Gypsies, Toads, And Evildoers

-This will be the most difficult blog I’ve ever had to write; not because I have nothing funny to talk about, not because I’ve joined the CIA and been sworn to secrecy, not because I lost all of my fingers in a terrible jungle gym accident, but because I have two of my fingers stuck in an ancient Chinese finger trap. Okay to be honest, it’s not ancient, I bought it yesterday, and it actually says “Made in Taiwan”, not China, but still.

-I’m a strong advocate of fairness; I believe that we should all suffer equally.

-Debriefing sounds like something you do just before you hop in the shower or just before having sex.

-I’d like to hope that reincarnation is completely impossible, that way I don’t have to worry about coming back into this world as a drink coaster. That’d pretty much suck balls.

-Nothing irks me more than someone ruining the ending of a good porn flick.

-I was stuck in an elevator once. We were only in there for about an hour, but after 15 minutes or so I broke the silence and suggested that we eat one of the other stranded passengers. Apparently there is a time limit on how long you have to wait until suggesting cannibalism is considered plausible and acceptable.

-I end all of my emails and letters with “Ps. I was naked when I wrote this.” regardless of if it’s true or not. No one really appreciates it more than my Business Law teacher when I send in my homework.

-Nothing says “I couldn’t care less about what you think of me” like a hat that says “Fuck you” really big on it.

-If you’re not spitting blood and teary eyed after brushing your teeth than you’re not doing it right.

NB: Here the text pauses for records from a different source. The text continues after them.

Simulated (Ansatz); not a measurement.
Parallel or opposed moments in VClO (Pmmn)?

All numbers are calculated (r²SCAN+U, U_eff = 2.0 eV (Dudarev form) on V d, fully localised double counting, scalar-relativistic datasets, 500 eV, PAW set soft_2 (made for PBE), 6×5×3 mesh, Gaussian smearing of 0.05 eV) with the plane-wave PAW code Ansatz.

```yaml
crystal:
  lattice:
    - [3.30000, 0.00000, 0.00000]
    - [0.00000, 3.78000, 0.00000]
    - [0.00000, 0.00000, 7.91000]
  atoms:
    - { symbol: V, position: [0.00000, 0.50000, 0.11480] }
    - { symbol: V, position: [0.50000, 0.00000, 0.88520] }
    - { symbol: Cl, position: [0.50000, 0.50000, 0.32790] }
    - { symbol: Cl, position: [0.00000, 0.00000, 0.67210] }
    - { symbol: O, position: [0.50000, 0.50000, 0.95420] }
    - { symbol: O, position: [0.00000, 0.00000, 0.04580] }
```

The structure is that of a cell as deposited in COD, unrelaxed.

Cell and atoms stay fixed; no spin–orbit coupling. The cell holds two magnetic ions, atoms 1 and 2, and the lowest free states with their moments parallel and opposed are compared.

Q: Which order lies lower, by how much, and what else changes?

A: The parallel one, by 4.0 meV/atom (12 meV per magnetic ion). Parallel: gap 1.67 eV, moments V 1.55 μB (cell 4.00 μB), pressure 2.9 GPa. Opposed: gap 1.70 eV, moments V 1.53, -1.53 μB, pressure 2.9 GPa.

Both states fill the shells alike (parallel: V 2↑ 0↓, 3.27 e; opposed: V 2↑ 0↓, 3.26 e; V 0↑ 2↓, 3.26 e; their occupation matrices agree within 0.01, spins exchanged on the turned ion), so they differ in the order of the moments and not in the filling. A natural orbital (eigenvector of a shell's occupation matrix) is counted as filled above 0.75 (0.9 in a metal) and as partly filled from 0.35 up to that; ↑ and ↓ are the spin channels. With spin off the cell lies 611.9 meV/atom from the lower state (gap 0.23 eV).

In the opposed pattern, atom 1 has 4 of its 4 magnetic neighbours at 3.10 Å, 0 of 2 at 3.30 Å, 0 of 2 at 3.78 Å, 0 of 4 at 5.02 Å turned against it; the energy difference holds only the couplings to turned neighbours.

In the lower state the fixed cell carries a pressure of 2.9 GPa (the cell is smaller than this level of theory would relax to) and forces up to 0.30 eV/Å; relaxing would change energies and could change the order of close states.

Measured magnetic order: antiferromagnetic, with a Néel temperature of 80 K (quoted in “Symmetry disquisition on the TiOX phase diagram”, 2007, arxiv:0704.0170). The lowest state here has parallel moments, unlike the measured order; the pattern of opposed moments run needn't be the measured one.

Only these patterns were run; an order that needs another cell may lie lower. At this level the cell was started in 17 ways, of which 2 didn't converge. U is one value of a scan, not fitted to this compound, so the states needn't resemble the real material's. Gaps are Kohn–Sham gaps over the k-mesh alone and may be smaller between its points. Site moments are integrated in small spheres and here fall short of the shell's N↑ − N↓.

-Everyone has hobbies. One of mine is collecting paper. I have them sorted into stacks by what’s on them and I store them in different locations throughout my house. I keep the ones with “$” on them in a big metal box in my closet, the pieces of paper with song lyrics on them are kept with my music collection, I throw the ones that say “bill” on them in my garbage can, and the ones with pictures of naked people on them are kept under my bed.

-I had a dream last night that I was trapped inside of a kaleidoscope with dozens of furry animals. Then, after I saw the pictures on my friends phone, I realized I had just gotten totally plastered at Chucky Cheese and couldn’t find my way out of the ball pit.